Behavioural scientist and futurist Milo Wilkinson told a risk specialist dealer group conference in Australia that human behaviour is far more predictable — and far more resistant to change — than most people realise, warning that advisers must understand these instincts if they are to lead clients effectively through uncertainty.
…human beings are wired for risk, not optimism…
Wilkinson, who works globally with corporate and elite sporting teams, said human beings are “wired for risk, not optimism,” with around 73% of daily thoughts being negative and most repeated from one day to the next.
“We’re looped as a species,” she said, noting that “…92 to 95% of the thoughts you had yesterday are the same as today — and will be the same tomorrow — until you decide to break the script.”
Recognising the Brain’s Biases
Wilkinson explained that humans evolved to survive in small, familiar groups, not in complex modern environments, and this creates deep-rooted biases that can influence decision-making. A famous Yale experiment, she noted, demonstrated that even infants show an instinctive preference for others who behave like them.
…We are born to create bias against people who are not like us…
“We are born to create bias against people who are not like us,” Wilkinson said. “The beauty in human behaviour — and in business — comes from difference. Diversity is where true progress sits.”
She warned that advisers, like all professionals, risk surrounding themselves with “mini-me’s” who reinforce existing beliefs rather than challenge them, and that cognitive diversity within advice practices can enhance both problem-solving and client engagement.
Understanding the Limits of Mental Energy
Wilkinson also highlighted the brain’s limited daily energy supply, describing it as a “power bank” with only five bars of capacity. Each decision or emotional response consumes part of that reserve, leading to mental shortcuts and biases later in the day.
“By the afternoon you’re on one bar of power,” she said. “That’s not the time to make big decisions about your business or your marriage.”
The brain, she said, constantly “culls” information to conserve power — a function that helps efficiency but can also cause people to ignore critical data that challenges their worldview. Advisers, she suggested, need to remain conscious of this filtering effect, especially when assessing client risk tolerance, business strategy or market trends.
Change and the Psychology of Loss
Turning to the theme of change, Wilkinson argued that while humans are neurologically built for adaptation, they are psychologically anchored to loss.
…We’re not afraid of change …We’re afraid of what we’ll lose because of it…
“We’re not afraid of change,” she said. “We’re afraid of what we’ll lose because of it.”

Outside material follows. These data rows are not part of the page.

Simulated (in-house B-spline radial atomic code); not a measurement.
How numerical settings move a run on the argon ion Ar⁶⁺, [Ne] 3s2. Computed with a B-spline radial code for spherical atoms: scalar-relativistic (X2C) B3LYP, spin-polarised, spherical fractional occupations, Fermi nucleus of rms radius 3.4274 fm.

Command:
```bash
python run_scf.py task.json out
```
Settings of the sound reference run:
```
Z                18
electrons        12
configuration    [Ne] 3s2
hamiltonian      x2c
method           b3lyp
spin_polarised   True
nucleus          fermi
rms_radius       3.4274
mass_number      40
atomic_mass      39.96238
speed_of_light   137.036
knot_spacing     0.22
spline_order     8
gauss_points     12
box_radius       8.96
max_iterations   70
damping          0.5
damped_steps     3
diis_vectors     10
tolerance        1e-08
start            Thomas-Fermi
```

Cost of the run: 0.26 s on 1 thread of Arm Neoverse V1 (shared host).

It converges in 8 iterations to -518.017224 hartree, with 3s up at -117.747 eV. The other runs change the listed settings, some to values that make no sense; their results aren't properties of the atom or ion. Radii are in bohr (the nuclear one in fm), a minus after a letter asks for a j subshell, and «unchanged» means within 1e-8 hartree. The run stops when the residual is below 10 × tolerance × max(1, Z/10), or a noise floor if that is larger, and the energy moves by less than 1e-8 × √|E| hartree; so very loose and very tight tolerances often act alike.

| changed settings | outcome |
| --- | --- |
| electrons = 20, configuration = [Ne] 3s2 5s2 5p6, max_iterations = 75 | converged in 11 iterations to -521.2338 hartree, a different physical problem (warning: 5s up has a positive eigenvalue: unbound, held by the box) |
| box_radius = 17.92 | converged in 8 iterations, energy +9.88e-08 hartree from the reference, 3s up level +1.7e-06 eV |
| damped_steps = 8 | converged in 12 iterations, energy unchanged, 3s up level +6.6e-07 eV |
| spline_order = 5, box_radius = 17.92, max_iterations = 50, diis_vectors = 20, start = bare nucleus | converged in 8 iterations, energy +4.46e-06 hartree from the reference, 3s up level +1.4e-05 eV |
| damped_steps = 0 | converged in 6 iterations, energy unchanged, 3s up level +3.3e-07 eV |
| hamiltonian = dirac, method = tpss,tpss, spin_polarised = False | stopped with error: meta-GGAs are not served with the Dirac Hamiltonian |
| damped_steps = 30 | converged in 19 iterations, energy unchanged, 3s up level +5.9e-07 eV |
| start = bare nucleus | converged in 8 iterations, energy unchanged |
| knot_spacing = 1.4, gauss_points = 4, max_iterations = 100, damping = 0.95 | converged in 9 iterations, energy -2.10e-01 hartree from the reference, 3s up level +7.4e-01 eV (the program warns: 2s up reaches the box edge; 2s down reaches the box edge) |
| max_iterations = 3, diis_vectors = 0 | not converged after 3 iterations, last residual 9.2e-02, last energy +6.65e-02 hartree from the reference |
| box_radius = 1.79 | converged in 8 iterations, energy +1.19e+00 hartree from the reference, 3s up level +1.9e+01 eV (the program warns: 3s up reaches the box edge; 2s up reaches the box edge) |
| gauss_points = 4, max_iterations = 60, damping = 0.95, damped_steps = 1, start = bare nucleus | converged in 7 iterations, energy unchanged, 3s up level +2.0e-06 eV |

She urged advisers to acknowledge and discuss perceived losses — whether financial, emotional or procedural — when leading clients or teams through transitions. Doing so, she said, accelerates acceptance by up to 60% compared with traditional “command-and-control” methods.
“Reconcile the loss first,” Wilkinson said. “A 10-minute conversation about what people think they might lose will move them through change much faster than dragging them along.”
Red Arrows and White Arrows: Choosing Focus
Throughout her address, Wilkinson returned to the concept of “red arrows” (negative thoughts) and “white arrows” (positive ones), encouraging advisers to recognise but not dwell on the red.
…the white arrows are where growth and innovation happen…
“We are naturally drawn to red arrows — to what’s wrong, unfair or risky — because the brain delivers those five times faster,” she said. “But the white arrows are where growth and innovation happen.”
For advisers, she suggested, consciously hunting for “white arrows” — constructive opportunities and learning moments — can reshape team culture, improve resilience, and strengthen client relationships.
Adapting for the Future
Wilkinson also addressed broader societal shifts shaping client psychology. From digital ownership models and personalised marketing to changing generational attitudes toward wealth and consumption, she said advisers must understand not just financial trends but behavioural ones.
“It doesn’t have to make sense to you,” she said. “It just needs to make sense to the person it makes sense for.”
She closed by urging advisers to “…stay curious,” lean into discomfort, and build self-awareness around their own thinking patterns.
“Where you put your mind, your business will follow,” she said. “We can’t control our first thought — but we can control what we do with it.”